Wiki is worth a read. I wondered what it meant that she was a scientist. She has a dual master's degree and was working on her doctorate.

The footage of the raid was from a home security cam, not a cam that needed to be set up. Not sure how the feed cut off.

She herself believes the hardware seizures were to search her contacts in the health department.
 
Good job, that's exactly the generalising and dehumanization that the US needs right now. Can only lead to good things down the road.

You’re right. Let them kick you nineteen times in the teeth, they will surely see the error of their ways before the twentieth kick.

It’s important to never resist.
 
Good job, that's exactly the generalising and dehumanization that the US needs right now. Can only lead to good things down the road.

Yep the police in Norway clearly approach all people with guns drawn and ready to kill at the drop of a hat. That is normal and natural for all police everywhere.
 
From https://arstechnica.com/tech-policy/2020/12/florida-posted-the-password-to-a-key-disaster-system-on-its-website/:
A link to the manual was shared in a Reddit thread discussing the raid on Jones' house, which multiple Ars readers flagged to us. (Thanks!) We are choosing not to share a direct link, but as of publication time, the link was still live and working.

The document is a guideline for ESF-8 logistics staff. The first section includes a list of tasks management needs to complete in certain given periods. The second section includes a list of systems log-in information along with points of contact for each of those systems if they should be needed. It's the kind of information anyone who has worked in an administrative or support role for any organization has likely had on hand—for internal use only.

I think even if the security is "here are the passwords, please don't use them if you are not authorized" it's still going to be a crime, however.
 
From https://arstechnica.com/tech-policy/2020/12/florida-posted-the-password-to-a-key-disaster-system-on-its-website/:


I think even if the security is "here are the passwords, please don't use them if you are not authorized" it's still going to be a crime, however.

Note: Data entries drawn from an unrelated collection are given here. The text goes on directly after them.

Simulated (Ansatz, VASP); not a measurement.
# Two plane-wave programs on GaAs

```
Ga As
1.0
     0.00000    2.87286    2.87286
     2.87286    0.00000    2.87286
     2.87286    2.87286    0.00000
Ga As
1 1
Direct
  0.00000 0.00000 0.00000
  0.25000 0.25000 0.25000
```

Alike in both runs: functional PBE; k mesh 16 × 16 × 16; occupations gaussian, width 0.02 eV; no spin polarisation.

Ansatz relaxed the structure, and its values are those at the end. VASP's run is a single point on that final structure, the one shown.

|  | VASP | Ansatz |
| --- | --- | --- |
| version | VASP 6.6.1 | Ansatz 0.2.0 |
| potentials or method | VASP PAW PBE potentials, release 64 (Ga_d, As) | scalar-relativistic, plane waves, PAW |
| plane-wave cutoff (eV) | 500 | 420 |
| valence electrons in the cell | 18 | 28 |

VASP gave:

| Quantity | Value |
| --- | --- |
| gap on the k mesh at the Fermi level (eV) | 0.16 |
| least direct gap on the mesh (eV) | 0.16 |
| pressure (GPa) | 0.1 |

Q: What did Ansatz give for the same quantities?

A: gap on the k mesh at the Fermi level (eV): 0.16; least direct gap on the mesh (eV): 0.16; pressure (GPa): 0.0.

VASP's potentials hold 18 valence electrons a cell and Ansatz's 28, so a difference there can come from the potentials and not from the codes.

A crime like 'unauthorized use of government equipment'?

Anyone who takes a paperclip home from the office is legitimately liable to have their home stormed at gunpoint by the cops and having their possessions removed.

Sounds like Amerika.
 
A crime like 'unauthorized use of government equipment'?

Anyone who takes a paperclip home from the office is legitimately liable to have their home stormed at gunpoint by the cops and having their possessions removed.

Sounds like Amerika.

Sure. A crime like that as well as "hacking" (whatever that falls under) since none of that is going to rely on how hard the "hacking" is to do.

I'm not saying anything about it, neither the execution of the raid, nor the likely political motivation of all of this, is right. We also should be highly skeptical about the notion that this message was endangering public safety (which is the story that has been pushed since November when this came out).

It's also worth pointing out that the IPv6 addresses tracked would likely be traceable to something at the level of the home router. If that's all they have & they get no confession, there's certainly enough reasonable doubt there since someone using their wifi most likely cannot be ruled out in court.